This Is How Daft Punk Got Their Name

Daft Punk said goodbye without saying it. The Parisian duo, who were responsible for some of the most celebrated and popular dance songs ever made, broke the news of the end of Daft Punk with an eight-minute video titled "Epilogue" (via YouTube). It was an excerpt from their 2006 avant-garde science fiction film, Electroma, in which two robots, representing Daft Punk's real-life Guy-Manuel de Homem-Christo and Thomas Bangalter, venture into a desert where one gets blown up. An image of two robot hands forming a triangle then flashes on-screen with the time-stamp: 1993-2021. No explanation was given for the cultural gut-punch, but their publicist confirmed: Daft Punk is no more. 

Bangalter and de Homem-Christo formed Daft Punk in Paris in 1993, playing an integral role in defining the style of house music known as French touch, as The Guardian notes. In 1997, they released their debut album, Homework, which was soon considered a pillar of the genre, with its monumental singles "Around the World" and "Da Funk." Fans would have to wait until 2001 for the follow-up album, Discovery, which catapulted the duo into global superstars, with singles "One More Time" and "Harder, Better, Faster, Stronger." Daft Punk seared their style into the memory of the public, Rolling Stone notes, as they began making appearances in robot gear, which became their trademark. Later, they released their third album, Human After All, followed by a live LP Alive 2007, and the Tron: Legacy soundtrack.

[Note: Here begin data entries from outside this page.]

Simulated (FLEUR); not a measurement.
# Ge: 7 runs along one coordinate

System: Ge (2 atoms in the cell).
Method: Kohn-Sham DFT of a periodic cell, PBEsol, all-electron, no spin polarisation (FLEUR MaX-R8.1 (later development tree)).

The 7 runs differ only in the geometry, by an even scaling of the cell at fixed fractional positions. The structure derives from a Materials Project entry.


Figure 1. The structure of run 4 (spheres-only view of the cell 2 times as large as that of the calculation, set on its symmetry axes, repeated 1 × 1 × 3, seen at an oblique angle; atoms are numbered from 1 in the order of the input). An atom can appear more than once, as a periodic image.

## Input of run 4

Daft Punk's name came from a music magazine

One of the keys to Daft Punk's appeal was a sense of mystique in everything they did. From their music, to their videos, to their very appearance, everything was meant to have an element of mystery. "When you know how a magic trick is done, it's so depressing," Bangalter told Pitchfork in 2013. "We focus on the illusion because giving away how it's done instantly shuts down the sense of excitement and innocence." 

One of those mysteries was the very name of the group. Until 2019, that is, when The Telegraph explained how a number of iconic groups got their names — including Daft Punk. When Bangalter and de Homem-Christo first started out with another member, they named themselves "Darlin'" after the title of a Beach Boys song. But a weekly British music magazine changed all that. In a review of the duo's music, Melody Maker described their music as "a daft punky thrash." Darlin' disbanded a short time later, and Bangalter and de Homem-Christo continued on under the name of Daft Punk.